Lakeflow SDP failed with DELTA_STREAMING_INCOMPATI...

SteveOstrowski · a week ago

Hi zahid6793,

Thanks for engaging with the thread. To address your question about the void datatype persisting in the Unity Catalog UI after a full refresh: this can happen when the target table metadata in Unity Catalog has not been fully rebuilt. A full refresh of the streaming table in the pipeline clears the checkpoint and reprocesses data, but if the previous table definition still carries stale column metadata, you may see void as a residual artifact.

A few things to verify after running a full refresh:

Run DESCRIBE TABLE EXTENDED <catalog.schema.table> to confirm the current schema matches expectations. If the dropped column still appears as void, the metadata has not fully updated.
If the stale column persists, dropping and recreating the target table (or letting the pipeline recreate it via full refresh with pipelines.reset.allowed = true) will force a clean metadata rebuild.
Check that the source table's Delta log no longer contains the non-additive schema change in the range the stream needs to replay. The error is a read-side failure triggered by encountering that transaction in the log history, not by the current schema state.

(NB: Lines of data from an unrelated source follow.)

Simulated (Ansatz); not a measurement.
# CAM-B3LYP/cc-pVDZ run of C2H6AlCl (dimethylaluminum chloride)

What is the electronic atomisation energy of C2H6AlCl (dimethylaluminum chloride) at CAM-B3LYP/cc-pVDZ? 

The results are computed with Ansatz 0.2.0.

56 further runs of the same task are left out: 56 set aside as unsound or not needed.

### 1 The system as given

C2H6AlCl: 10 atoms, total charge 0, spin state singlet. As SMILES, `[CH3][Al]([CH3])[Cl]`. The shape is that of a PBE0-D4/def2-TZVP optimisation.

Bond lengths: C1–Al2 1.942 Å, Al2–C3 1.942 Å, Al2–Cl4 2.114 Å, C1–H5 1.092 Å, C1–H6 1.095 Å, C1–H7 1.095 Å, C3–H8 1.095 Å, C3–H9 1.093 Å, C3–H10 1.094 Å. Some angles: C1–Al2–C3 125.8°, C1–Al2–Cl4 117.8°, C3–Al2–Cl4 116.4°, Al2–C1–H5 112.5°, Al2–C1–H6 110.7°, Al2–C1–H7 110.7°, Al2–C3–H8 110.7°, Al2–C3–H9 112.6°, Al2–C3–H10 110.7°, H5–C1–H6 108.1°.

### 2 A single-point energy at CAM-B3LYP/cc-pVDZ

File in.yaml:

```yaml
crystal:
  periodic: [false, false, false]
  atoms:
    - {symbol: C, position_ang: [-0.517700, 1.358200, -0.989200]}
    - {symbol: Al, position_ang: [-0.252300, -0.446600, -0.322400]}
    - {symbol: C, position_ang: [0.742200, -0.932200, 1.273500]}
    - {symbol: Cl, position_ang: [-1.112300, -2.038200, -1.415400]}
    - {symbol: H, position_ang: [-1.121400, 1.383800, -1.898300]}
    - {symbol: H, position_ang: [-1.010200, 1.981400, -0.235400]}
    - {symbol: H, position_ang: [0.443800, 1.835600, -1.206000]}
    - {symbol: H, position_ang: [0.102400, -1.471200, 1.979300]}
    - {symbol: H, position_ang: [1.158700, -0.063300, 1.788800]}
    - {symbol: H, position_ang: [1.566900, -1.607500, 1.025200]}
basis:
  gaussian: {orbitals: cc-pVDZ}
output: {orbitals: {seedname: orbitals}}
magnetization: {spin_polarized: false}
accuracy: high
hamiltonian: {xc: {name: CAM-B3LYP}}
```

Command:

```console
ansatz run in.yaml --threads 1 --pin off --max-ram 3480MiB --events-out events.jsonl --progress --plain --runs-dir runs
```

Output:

The key distinction is that the streaming engine reads the Delta log sequentially from the checkpoint offset. Even if the current schema looks correct, if the log still contains the drop/rename transaction in the replay range, the stream will fail. A full refresh resets the checkpoint so it starts from the latest state, which should bypass the problematic log entry.

Sources:

IM_01 · a week ago

HI @SteveOstrowski
Thanks for responding 🙂
Could you please let me know how to set pipelines.reset.allowed = true

SteveOstrowski · a week ago

Hi IM_01,

You can set pipelines.reset.allowed as a table property directly in your pipeline definition. The approach depends on whether you are using Python or SQL:

Python:

@dlt.table(
    table_properties={"pipelines.reset.allowed": "true"}
)
def my_streaming_table():
    return (
        spark.readStream.format("cloudFiles")
        .option("cloudFiles.format", "json")
        .load("/path/to/data")
    )

SQL:

CREATE OR REFRESH STREAMING TABLE my_streaming_table
TBLPROPERTIES ("pipelines.reset.allowed" = "true")
AS SELECT * FROM STREAM(LIVE.source_table);

Setting this to "true" allows a full refresh of that specific table, which is what you need to resolve the DELTA_STREAMING_INCOMPATIBLE_SCHEMA_CHANGE_USE_LOG error. Once you set the property and do a full refresh to pick up the schema change, you may want to set it back to "false" afterward to prevent accidental full refreshes in production.

More detail on pipeline table properties is available in the docs: Pipeline table properties.

Sources:

Databricks Docs - Pipeline table properties

View solution in original post

IM_01 · Wednesday

Thanks @SteveOstrowski now its working